We emphasize the main issues that arise in the analysis of our system and the novel methodology that we adapt to deal with it:

• It is not possible to define a uniform velocity field as in [5], [7] due to the presence of a discontinuity through the interface of interaction. This is the reason why we introduce the regularized fluid velocity $u_{\mathcal{F}}$ and the solid velocity $u_{\mathcal{S}}$ and why we treat them separately.

• We introduce approximate problems and recover the original problem as a limit of the approximate ones. In fact, we consider several levels of approximations; in each level we ensure that our solution and the test function do not show a jump across the interface so that we can use several available techniques of compressible fluids (without body). In the limit, however, the discontinuity at the interface is recovered. The particular construction of the test functions is a delicate and crucial issue in our proof of Proposition 5.1.
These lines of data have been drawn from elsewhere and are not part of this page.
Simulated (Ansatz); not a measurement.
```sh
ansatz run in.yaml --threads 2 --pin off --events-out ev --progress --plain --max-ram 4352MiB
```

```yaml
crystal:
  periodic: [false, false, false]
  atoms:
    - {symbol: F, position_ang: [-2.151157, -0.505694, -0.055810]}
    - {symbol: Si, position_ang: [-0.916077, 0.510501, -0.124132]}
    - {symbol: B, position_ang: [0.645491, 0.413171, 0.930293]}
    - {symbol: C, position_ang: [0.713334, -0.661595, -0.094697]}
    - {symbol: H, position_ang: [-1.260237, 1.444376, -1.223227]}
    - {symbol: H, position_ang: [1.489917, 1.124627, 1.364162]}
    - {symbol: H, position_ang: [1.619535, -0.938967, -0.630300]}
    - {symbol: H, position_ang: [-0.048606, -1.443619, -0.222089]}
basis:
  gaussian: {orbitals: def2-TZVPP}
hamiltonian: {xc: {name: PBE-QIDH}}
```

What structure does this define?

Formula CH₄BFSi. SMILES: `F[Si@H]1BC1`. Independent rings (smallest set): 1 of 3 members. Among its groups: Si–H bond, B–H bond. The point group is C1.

• Recovering the velocity fields for the solid and fluid parts separately is also a challenging issue. We introduce a penalization in such a way that, in the last stage of the limiting process, this term allows us to recover the rigid velocity of the solid, see (5.8)–(5.9). The introduction of an appropriate extension operator helps us to recover the fluid velocity, see (5.12)–(5.13).

• Since we consider the compressible case, our penalization with parameter $\delta >0$, see (2.3), is different from the penalization for the incompressible fluid in [16].

• Due to the Navier-slip boundary condition, no $H^1$ bound on the velocity on the whole domain is possible. We can only obtain the $H^1$ regularity of the extended velocities of the fluid and solid parts separately. We have introduced an artificial viscosity that vanishes asymptotically on the solid part so that we can capture the $H^1$ regularity for the fluid part (see step 1 of the proof of Theorem 1.7 in Section 5).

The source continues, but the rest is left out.